Because China represents such a large potential market, it has been able to enlist help from the world's largest companies, including General Electric and Sony as it develops.

As a result, some experts say, China's trade relations with the US and other nations hold an unusual risk as well as opportunities for shared prosperity. The threat is that, as large corporations spread their best practices worldwide, China may climb the "value chain" – produce more advanced goods – and freeze the standard of living for most workers in the US, Japan, and Europe.

"We can compete ... only to the extent that we have far superior technology within our borders, not just in companies that may be incorporated in Delaware," says Charles McMillion, an economist who studies China at MBG Information Services in Washington.

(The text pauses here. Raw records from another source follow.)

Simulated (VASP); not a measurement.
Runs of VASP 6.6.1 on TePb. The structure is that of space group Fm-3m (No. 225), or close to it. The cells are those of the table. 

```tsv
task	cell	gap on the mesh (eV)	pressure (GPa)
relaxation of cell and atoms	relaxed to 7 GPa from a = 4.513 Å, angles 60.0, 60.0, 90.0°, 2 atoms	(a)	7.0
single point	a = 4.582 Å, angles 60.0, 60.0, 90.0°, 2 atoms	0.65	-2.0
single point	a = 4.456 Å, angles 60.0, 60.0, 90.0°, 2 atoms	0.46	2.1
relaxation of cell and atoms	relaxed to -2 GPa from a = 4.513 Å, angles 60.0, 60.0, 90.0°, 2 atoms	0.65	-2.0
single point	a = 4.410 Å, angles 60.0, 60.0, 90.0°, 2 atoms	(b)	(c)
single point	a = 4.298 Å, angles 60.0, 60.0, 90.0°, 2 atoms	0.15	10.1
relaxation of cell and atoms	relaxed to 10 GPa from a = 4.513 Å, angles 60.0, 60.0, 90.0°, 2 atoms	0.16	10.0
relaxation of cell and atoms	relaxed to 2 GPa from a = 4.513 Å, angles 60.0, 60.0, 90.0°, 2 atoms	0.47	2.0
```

The standard theory of trade is that all participating nations tend to benefit. Each gravitates toward selling products they are good at producing. Companies compete with one another, but in the process all national economies become more efficient.

To many economists, the current world economy still fits that pattern.

Still, both the boosters of globalization and those with deep concerns about it say that today's circumstances are unusual. In the past two decades, reforms in populous nations like China and India, coupled with the end of the cold war, have unleashed more than 2 billion workers – millions of them skilled – into the global labor market. Meanwhile, the rise of the Internet and other technology has made it easier for corporations to run global supply chains.

The result has been a great boom in trade, integrating the world economy as never before. China has become a huge market for US goods – everything from heavy equipment and chemicals to farm produce and paper products.

In many ways, China follows the trail already blazed by nations such as South Korea and Japan: First, low-end manufacturing like toys, then electronic goods like DVD players. Then automobiles.

But China has developed on a bigger scale, with more investment from multinational companies, and now is plowing its profits heavily into investments in research and education in the hopes of becoming an innovation-based economy.

Its moves will affect not just economics but geopolitics as well.

The US, long the world's lone superpower, now faces an emerging China that is both a major partner and a potential rival on the world stage.

"The richer the Chinese get, ... the stronger their defense capabilities get," says Adam Segal, a senior fellow in China studies at the Council on Foreign Relations in New York.

Whether US-China relations will grow more or less stable over time is the key question. "The more interdependent our economies become, the more we all have to lose from any conflict, either economic or military," Mr. Segal says.

China's rising economic capabilities, in many cases, have military applications as well, and Beijing's defense budget has been growing. In January, it unnerved the US by conducting a test in which it used a missile to knock out a satellite. It began deploying a new fighter jet recently.

Just how fast is China climbing the industrial value chain? "Probably faster than we expect but not as fast as the hype," Segal says. "I don't think they're going to eat our lunch anytime soon."

In commercial aviation, for example, China remains far behind the US and Europe. "I find it difficult to believe that they could develop their own" large aircraft from scratch in just 13 years, says Paul Nisbet, an aerospace analyst at JSA Research in Newport, R.I.

Still, China has signed a deal with Airbus to assemble the A-320 jetliner. That, coupled with China's own massive investment in the industry, could build its capability over time. Chinese companies have a track record of using foreign partnerships to build domestic expertise.

"This narrowing of the technology gap is occurring in many, many fields," says Mr. McMillion, the Washington economist. In part, he says, "the issue is that multinational companies are now building their very best products in China" as well as in the US.

Since China has much lower labor costs, that holds a potential threat to the high-cost standard of living to which Americans are accustomed.

Already some signs of strain have emerged, some economists say.

The competition of lower-cost and increasingly skilled labor in emerging nations "has put unrelenting pressure on employment and real wages in the high-cost developed world," Stephen Roach of Morgan Stanley, a New York investment bank, writes in a recent report.